Written by David Mytton
Automatic failover is a great way to maximise uptime but it suffers from the possibility of flapping. This is where a failover mechanism is triggered multiple times because sensitivity is too high, or the error condition continually appears and disappears.
For example, in MongoDB a heartbeat is used to determine which nodes within a replica set are alive:
All nodes monitor all other nodes in the set via heartbeats. If the current primary cannot see half of the nodes in the set (including itself), it will fall back to secondary mode. This monitoring is a way to check for network partitions. Otherwise in a network partition, a server might think it is still primary when it is not.
Heartbeats requests are sent out every couple of seconds and can either receive a response, get an error, or time out (after ~20 seconds).
However, there is a condition where a single socket exception can cause a failover to another primary. This isn’t usually a problem because the new primary will just keep that state and there won’t be another failover. However, if you have a priority configured, the original node will resume the primary state after a short delay. If there is a minor networking issue over a period of time this can cause flapping between primary nodes.
For our server monitoring service, Server Density, We have found MongoDB replica sets to be extremely good at handling failover, with almost zero visible impact for users and very fast detection of error conditions. Interesting ways to improve this or to implement as part of your own failover mechanism could include:
- Issue a second check after a period of time (e.g. wait a few seconds then retry) to confirm the error state before triggering the failover.

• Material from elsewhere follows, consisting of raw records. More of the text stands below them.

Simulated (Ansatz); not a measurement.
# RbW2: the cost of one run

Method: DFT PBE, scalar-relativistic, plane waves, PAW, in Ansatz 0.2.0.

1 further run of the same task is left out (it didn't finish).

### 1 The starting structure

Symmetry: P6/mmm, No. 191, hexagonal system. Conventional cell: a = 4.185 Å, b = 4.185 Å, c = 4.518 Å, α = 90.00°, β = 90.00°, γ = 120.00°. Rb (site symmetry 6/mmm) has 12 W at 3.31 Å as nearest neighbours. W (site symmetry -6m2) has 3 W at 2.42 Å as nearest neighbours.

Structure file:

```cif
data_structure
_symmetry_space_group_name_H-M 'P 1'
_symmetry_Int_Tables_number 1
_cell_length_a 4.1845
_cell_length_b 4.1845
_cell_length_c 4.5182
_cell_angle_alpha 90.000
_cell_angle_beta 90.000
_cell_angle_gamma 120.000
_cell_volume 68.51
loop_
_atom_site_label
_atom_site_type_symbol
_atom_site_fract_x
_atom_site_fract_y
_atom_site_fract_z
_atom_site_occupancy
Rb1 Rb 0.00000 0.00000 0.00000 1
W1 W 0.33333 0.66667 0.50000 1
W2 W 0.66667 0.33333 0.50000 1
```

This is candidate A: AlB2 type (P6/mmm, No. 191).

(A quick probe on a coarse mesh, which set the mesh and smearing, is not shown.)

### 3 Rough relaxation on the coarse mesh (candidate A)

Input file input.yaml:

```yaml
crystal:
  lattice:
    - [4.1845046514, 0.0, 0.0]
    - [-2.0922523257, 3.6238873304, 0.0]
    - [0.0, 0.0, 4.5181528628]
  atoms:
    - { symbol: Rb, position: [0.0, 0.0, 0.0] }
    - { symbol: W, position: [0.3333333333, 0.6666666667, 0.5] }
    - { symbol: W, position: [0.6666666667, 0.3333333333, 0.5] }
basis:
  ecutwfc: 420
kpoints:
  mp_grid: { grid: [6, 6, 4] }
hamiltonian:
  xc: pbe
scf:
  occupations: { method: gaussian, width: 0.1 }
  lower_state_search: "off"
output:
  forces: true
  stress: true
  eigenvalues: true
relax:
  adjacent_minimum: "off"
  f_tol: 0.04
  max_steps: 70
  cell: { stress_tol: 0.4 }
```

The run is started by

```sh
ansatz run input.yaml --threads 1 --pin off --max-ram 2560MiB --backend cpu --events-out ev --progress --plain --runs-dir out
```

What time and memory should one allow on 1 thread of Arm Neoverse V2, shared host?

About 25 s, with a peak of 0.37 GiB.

- Limit the total number of failovers before an alert is triggered for a human to investigate.
- Decrease the sensitivity for every failover within a certain period of time. Possibly a good candidiate for exponential backoff.
For each of these, there is a balance to maintain between ensuring the least amount of downtime by failing over quickly and avoiding unnecessary failovers (which themselves can cause increased load/timeouts/other visible effects for users).